In the end, that didn’t prove necessary, but Amendment 1
still ushered a 9-year rebuilding plan that included some pretty severe harvest
cuts.
It set the sector allocation at 83% recreational, 17%
commercial. Because the harvest reductions would drive commercial
landings down pretty low, and have a real impact on fishermen’s incomes, the Mid-Atlantic
Council added a pretty important exception—if, for any fishing year, the
Council believed that anglers would not kill their quota, some of the “unused”
recreational allocation could be shifted over to the commercial side.
That’s where the Mid-Atlantic Council went wrong.
And that’s where the folks who say that recreational and
commercial fisheries need to be managed differently get it right.
Because commercial fishing is all about dead fish, about
“product” that someone will buy.
But recreational fishing is all about live fish, and having an
abundance of fish in the water that anglers can catch—hopefully more than
once. Sure, some fish are killed and
eaten but, depending on the species, a lot of fish—often the majority of
fish—landed by anglers are returned to the water alive.

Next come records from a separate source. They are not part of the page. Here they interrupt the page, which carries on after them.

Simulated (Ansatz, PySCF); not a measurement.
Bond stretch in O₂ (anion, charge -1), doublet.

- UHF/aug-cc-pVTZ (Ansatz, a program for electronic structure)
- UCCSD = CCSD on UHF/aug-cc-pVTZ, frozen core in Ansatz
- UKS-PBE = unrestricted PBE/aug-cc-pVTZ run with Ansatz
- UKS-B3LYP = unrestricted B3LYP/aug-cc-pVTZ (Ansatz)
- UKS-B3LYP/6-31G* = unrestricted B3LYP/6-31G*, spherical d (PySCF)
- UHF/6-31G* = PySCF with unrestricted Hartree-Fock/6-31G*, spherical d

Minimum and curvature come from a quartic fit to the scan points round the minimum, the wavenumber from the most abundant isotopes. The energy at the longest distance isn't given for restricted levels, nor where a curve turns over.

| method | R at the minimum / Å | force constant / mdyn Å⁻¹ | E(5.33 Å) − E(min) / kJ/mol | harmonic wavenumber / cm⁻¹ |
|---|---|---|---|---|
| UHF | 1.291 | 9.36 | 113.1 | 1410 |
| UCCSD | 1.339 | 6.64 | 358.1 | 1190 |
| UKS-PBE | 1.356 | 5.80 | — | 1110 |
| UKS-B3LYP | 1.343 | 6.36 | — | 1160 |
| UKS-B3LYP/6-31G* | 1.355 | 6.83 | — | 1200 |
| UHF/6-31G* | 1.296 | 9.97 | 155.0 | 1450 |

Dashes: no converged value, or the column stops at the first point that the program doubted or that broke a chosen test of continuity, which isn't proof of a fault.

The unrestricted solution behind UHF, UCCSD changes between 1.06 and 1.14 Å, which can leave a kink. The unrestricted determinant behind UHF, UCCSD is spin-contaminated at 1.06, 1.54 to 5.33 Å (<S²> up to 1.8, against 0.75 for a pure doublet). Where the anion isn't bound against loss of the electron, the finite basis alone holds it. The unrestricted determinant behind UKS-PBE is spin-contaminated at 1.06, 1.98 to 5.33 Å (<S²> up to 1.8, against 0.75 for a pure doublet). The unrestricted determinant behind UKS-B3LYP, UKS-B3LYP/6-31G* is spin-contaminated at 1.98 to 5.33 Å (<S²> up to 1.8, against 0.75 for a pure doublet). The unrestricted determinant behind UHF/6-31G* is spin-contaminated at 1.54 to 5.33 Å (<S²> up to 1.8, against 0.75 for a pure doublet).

That’s particularly true of fish such as bluefish, that
fight really well but aren’t particularly prized as food. Although I think that a lot of anglers are
off base about that—if handled and prepared properly, bluefish can be pretty
good, a
fact noted by my friend Capt. John McMurray one of his recent blogs—the
fact remains that they are primarily valued for their fight.
So when the Mid-Atlantic Council talks about unutilized
quota, they’re missing the point.
Anglers are using their full allocation.
They’re just not killing it all.
That’s an important distinction.
For angling is more fun when there’s fish in the water; the
more abundant the fish, the more enjoyable the fishing will be. So when anglers release the bluefish they
catch, rather than killing them, they’re helping to assure that fishing will
not become less enjoyable in the future.
The fact that they choose not to kill their entire quota
doesn’t mean that they’re don’t want to use it. They just choose to utilize most of the fish for fun, not for food.
The Mid-Atlantic Council didn’t seem to get that point, and
thus we have a management plan that effectively says not “use it or lose it,” but rather “kill it or lose it.”
That’s wrong.
When the Mid-Atlantic Council decided to allocate 83% of the
annual catch to anglers, it should also have allowed the anglers to decide how
that allocation was to be used. If they
wanted to land it ten—now fifteen—fish at a time, and burn through the entire
83%, they could do that. But if they
chose to harvest the resource with a lighter hand, and return fish to water so
that they could be caught another day, they should not be penalized for doing
so.
Yet that is exactly what the Mid-Atlantic Council has
done. It has effectively told anglers
that catch-and-release angling, despite its clear conservation benefits, is a
less worthy use of the resource than killing it would be.
If anglers still killed all their bluefish and tossed them
in dumpsters, as was too often done in the past, and used up all their quota
that way, such wasteful practice would be rewarded with a full 83% of annual
landings. But because anglers choose to
release—and conserve—a lot of their fish, their allocation is reduced and part
of it transferred over the commercials, so they can kill what the anglers would
preserve.
That sends a bad message.
It tells anglers that releasing fish is a futile gesture,
for the fish that they try to conserve will merely be killed by someone
else—with NMFS’ blessing. It tells them
that conservation is frowned on.
Such a result cannot even be supported by law. The
Magnuson-Stevens Fishery Conservation and Management Act expressly states
that one of the law’s purposes is
“the promotion of catch-and-release programs in recreational
fisheries.”
It’s definition of “optimum” yield states that it is the
yield that will provide
“the greatest overall benefit to the Nation, particularly with
respect to food production and recreational opportunities.”
The law lists “recreational opportunities” right next to
“food production” in the same sentence, with no ranking between them. Thus, it is difficult to argue that shifting
a portion of the recreational allocation to the commercial sector, and thus
reducing the “recreational opportunities” available to anglers, is justified by
increased “food production,” since the law treats both values equally.
It is time for the Mid-Atlantic Council, and the National
Marine Fisheries Service itself, to recognize that live fish are at least as
valuable as dead ones, and that “recreational opportunities” are maximized by
keeping more live fish in the water, even if that means that the entire annual
catch limit will not be harvested.
For an annual harvest limit is not a target to be achieved,
but rather a cap that must not be exceeded.
Killing fewer fish is completely OK, particularly if they
are being utilized on other, less lethal ways.
It is time for both the Council and NMFS to accept that, in
the case of sport fish such as bluefish, an abundance of live fish in the water
is more important to anglers than is a pile of dead fish on land.
It is time for them to start managing fish with the
understanding that live fish are valuable, too.
The August Mid-Atlantic Council meeting, which will address
bluefish specifications for 2015, would be a good place for them to start.